Sunday, July 29, 2012

The disintermediation of the firm: The feature belongs to individuals

My experience with online outsourcing

I joined the Stern Business School, back in 2004. In my first couple of year, my research approach was pretty much a continuation of my PhD years: I was doing a lot of coding and experimentation myself. However, at some point I got tired to writing boring code: Crawlers, front-end websites, and other "non-research" pieces of code were not only uninteresting but were also a huge drain of time.

So, I started experimenting with hiring coders. First locally at NYU. Unfortunately, non-research student coders turned out to be a bad choice. They were not experienced enough to write good code, and were doing this task purely for monetary reasons, not for learning. I got nothing useful out of this. Just expensive pieces of crap code.

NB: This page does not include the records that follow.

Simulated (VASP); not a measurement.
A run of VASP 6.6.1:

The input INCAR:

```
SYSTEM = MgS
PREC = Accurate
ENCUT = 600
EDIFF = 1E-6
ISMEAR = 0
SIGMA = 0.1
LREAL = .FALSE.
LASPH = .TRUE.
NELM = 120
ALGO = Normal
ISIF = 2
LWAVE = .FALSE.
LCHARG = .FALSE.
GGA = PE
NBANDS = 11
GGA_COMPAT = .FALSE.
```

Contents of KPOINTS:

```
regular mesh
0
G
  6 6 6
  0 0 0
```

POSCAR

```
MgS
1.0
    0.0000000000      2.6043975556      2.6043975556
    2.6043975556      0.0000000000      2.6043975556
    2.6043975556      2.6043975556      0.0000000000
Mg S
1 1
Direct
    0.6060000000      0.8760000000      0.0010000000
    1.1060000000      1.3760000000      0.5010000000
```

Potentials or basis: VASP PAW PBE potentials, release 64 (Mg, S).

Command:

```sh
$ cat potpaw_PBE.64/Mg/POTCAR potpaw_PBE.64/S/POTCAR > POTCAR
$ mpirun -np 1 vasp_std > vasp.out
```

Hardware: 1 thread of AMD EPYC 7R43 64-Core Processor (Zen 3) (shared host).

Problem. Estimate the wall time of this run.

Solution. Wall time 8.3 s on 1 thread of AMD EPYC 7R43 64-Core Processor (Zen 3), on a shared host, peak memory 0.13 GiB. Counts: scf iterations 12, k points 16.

In summer of 2005, I started experimenting with online outsourcing. I tried eLance, Guru, and Rent-A-Coder. I tentatively started posting there programming projects that were not interesting conceptually (e.g., "crawl this website and store the data in a CSV file", "grab the CSV data from that website and put them in a database", "create a demo website that does that", etc)

Quickly, I realized that this was a win-win situation: The code was completed quickly, the quality of the websites was much better than what I could prepare myself, and I was free to focus on my research. Once I started getting PhD students, outsourcing non-research coding requirements became a key part of my research approach: PhD time was too valuable to waste on writing crawlers and dealing with HTML parsing peculiarities.

Seven years of outsourcing: Looking back

Seven years have passed since my first outsourcing experiments. I thought it is now a good time to look back and evaluate.

Across all outsourcing sites (excluding Mechanical Turk), I realized that I had posted and hired contractors for a total of 235 projects. Honestly, I was amazed by the number but amortized this is just one project per 10 days, which is reasonably close to my expectations.

Given the reasonably large number of projects, I thought that I may be able to do some basic quantitative analysis to figure out what patterns lead to my own, personal satisfaction with the result. I started coding the results, adding variables that were both personal (how much did I care about the project? how detailed were the specs? how much did I want to spend?) and contractor-specific (past history, country of origin, communication while bidding, etc).

Quickly, even before finished coding, a pattern emerged: All the "exceeded expectations" projects were done by individual contractors or small teams of 2-3 people. All the "disappointments" were with contractors that were employees of a bigger contracting firm.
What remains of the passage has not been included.